Obama engages Republicans: Will it work?
This post originally appeared on Slate.
President Obama is reaching out to Republicans. He had dinner with GOP senators Wednesday night and he had lunch with his former rival House Budget Chairman Paul Ryan Thursday afternoon. For the moment, today's breakfast is open, but perhaps Dick Cheney is free. Next week he will visit Republicans in the House and Senate.
How a president works with Congress and persuades lawmakers to do his will is key to the office. With President Obama it is a particularly fascinating topic because he came to office promising a special magic in forging new arrangements with his opponents and he set high expectations about his power to motivate the public if those inside-Washington arrangements didn't flower. Many of the evaluations of Obama's leadership seem flawed though, because they focus on whether Obama has or has not reached out sufficiently to Republicans. Embedded in the question is the idea that if you reach out, you will be successful. Nothing could be less true. It isn't that Obama is reaching out to Republicans for the first time. It's just that his past attempts at doing so haven't panned out. That's because whether a president succeeds in working with his political opponents depends on the timing, the target, and topic, not whether he is trying at all.
The aloof president is reaching out. That was the media's first gloss on the president's new robust effort at networking. He had finally embraced a Truth of Washington: You must engage your opponents and work with them. Finally he's showing leadership. Hooray!
This view is too reductionist. It's clear that President Obama is pivoting, but the question is whether he's doing so to take advantage of a new landscape or if he is finally embracing a simple truth of presidential leadership he long ignored. The answer is somewhere in between and it's still evolving, but to get a clear understanding requires a sharper definition of what it means to lead when it comes to working with the opposition in Congress.
The first step in stripping away some of the fetishism about cooperation is that reaching out to your opponents is not necessarily synonymous with leadership. If it were, Republicans who are praising Obama now would not have attacked him for making promises to engage the leadership of Iran. And if you talk to your opponents when they refuse to listen or when other strategies would bear more fruit, you're being ineffective, which is not showing good leadership at all. So it doesn't just matter who a president meets with but also whether the environment is ripe.

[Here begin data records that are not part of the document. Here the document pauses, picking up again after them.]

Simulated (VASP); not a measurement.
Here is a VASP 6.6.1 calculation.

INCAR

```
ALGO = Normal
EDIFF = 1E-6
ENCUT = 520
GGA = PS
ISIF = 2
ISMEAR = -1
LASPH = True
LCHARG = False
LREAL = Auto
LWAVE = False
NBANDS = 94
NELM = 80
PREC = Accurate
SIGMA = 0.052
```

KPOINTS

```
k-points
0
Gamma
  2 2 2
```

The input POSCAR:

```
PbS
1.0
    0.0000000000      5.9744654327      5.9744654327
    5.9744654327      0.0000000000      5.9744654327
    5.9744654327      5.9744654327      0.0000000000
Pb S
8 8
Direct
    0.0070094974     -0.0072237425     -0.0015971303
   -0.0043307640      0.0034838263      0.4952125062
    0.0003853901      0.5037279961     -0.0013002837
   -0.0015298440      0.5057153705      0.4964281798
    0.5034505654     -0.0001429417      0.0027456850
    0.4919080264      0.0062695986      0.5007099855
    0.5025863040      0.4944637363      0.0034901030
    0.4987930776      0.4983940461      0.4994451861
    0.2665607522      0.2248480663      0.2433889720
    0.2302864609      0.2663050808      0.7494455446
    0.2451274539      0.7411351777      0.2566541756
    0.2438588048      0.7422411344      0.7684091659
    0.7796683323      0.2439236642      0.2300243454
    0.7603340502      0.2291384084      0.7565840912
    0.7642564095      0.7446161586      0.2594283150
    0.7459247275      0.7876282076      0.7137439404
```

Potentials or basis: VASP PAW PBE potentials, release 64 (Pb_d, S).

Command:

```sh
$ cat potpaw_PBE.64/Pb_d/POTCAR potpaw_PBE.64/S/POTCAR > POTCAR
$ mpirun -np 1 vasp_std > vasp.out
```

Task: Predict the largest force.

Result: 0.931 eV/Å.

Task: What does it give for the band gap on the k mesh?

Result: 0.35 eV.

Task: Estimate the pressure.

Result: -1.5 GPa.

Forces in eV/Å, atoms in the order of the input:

Effective outreach also depends on the target. During the failed effort to negotiate a grand bargain in 2011, Obama reached out about as much as possible to House Speaker John Boehner--and Boehner reached right back. They spent many hours on the phone and together, with only their mutual longing for a cigarette to bind them. Whatever lesson Obama is learning right now about the need to speak to his opponents, it isn't simply that he needs to have a conversation. He's known that for a long time and he's shown it by putting in the hours.
- After Obama outreach to GOP, what's next for budget talks?
- What was on the menu for Obama's GOP dinner?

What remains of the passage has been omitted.